[ 
https://issues.apache.org/jira/browse/GEODE-10508?page=com.atlassian.jira.plugin.system.issuetabpanels:all-tabpanel
 ]

Jinwoo Hwang updated GEODE-10508:
---------------------------------
    Fix Version/s: 2.1.0

> Remediation of ANTLR Nondeterminism Warnings in OQL Grammar
> -----------------------------------------------------------
>
>                 Key: GEODE-10508
>                 URL: https://issues.apache.org/jira/browse/GEODE-10508
>             Project: Geode
>          Issue Type: Improvement
>            Reporter: Jinwoo Hwang
>            Assignee: Jinwoo Hwang
>            Priority: Major
>             Fix For: 2.1.0
>
>
> h2. Summary
> Fix nondeterminism warnings generated by ANTLR during compilation of the OQL 
> (Object Query Language) grammar file. The warnings indicate ambiguity in the 
> parser that prevents it from deterministically choosing between alternative 
> production rules.
> h2. Problem Statement
> h3. Current Behavior
> During the {{generateGrammarSource}} task, ANTLR produces the following 
> nondeterminism warnings:
> {noformat}
> > Task :geode-core:generateGrammarSource
> /home/runner/work/geode/geode/geode-core/src/main/antlr/org/apache/geode/cache/query/internal/parse/oql.g:574:40:
>  
> warning:nondeterminism between alts 1 and 2 of block upon
>     k==1:"sum","avg","min","max","count"
>     k==2:TOK_LPAREN
> /home/runner/work/geode/geode/geode-core/src/main/antlr/org/apache/geode/cache/query/internal/parse/oql.g:578:13:
>  
> warning:nondeterminism between alts 1 and 2 of block upon
>     k==1:"sum","avg","min","max","count"
>     k==2:TOK_LPAREN
> /home/runner/work/geode/geode/geode-core/src/main/antlr/org/apache/geode/cache/query/internal/parse/oql.g:961:26:
>  
> warning:nondeterminism between alts 1 and 2 of block upon
>     k==1:"distinct"
>     k==2:TOK_LPAREN,TOK_PLUS,TOK_MINUS,TOK_DOLLAR,...

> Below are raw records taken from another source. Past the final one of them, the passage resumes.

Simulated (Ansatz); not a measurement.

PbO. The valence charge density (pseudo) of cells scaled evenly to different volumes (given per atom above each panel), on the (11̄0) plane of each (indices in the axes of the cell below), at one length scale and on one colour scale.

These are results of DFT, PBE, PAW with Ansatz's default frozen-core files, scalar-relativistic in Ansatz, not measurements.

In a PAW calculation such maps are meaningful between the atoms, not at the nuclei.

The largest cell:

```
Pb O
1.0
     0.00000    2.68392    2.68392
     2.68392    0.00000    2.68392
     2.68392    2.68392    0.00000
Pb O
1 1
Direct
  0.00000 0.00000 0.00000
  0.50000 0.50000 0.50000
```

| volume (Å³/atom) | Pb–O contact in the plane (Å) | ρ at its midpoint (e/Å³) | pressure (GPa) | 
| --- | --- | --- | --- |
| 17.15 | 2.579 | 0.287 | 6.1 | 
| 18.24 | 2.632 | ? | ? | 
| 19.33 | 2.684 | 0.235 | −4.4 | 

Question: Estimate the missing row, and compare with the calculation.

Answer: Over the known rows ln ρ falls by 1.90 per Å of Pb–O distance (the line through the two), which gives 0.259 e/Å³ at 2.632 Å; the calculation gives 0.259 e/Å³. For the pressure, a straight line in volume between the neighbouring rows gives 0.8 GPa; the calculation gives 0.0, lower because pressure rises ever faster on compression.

> /home/runner/work/geode/geode/geode-core/src/main/antlr/org/apache/geode/cache/query/internal/parse/oql.g:979:17:
>  
> warning:nondeterminism between alts 1 and 2 of block upon
>     k==1:"distinct"
>     k==2:TOK_LPAREN,TOK_PLUS,TOK_MINUS,TOK_DOLLAR,...
> {noformat}
> h3. Root Cause Analysis
> *Lines 574 & 578 (projection rule):*
> The parser cannot distinguish between {{aggregateExpr}} and {{expr}} 
> alternatives when it encounters aggregate function keywords ({{{}sum{}}}, 
> {{{}avg{}}}, {{{}min{}}}, {{{}max{}}}, {{{}count{}}}) because:
>  * These keywords can start an aggregate expression like {{sum(field)}}
>  * The same keywords can also be used as identifiers in regular expressions
>  * Without lookahead, the parser cannot determine which production rule to 
> apply
> *Lines 961 & 979 (aggregateExpr rule):*
> The optional {{distinct}} keyword creates ambiguity:
>  * The parser cannot decide whether to match the optional {{distinct}} 
> keyword or skip it and proceed directly to the expression
>  * This is because both alternatives are valid, and the default behavior 
> doesn't specify preference
> h2. Proposed Solution
> h3. 1. Add Syntactic Predicates (Lines 574 & 578)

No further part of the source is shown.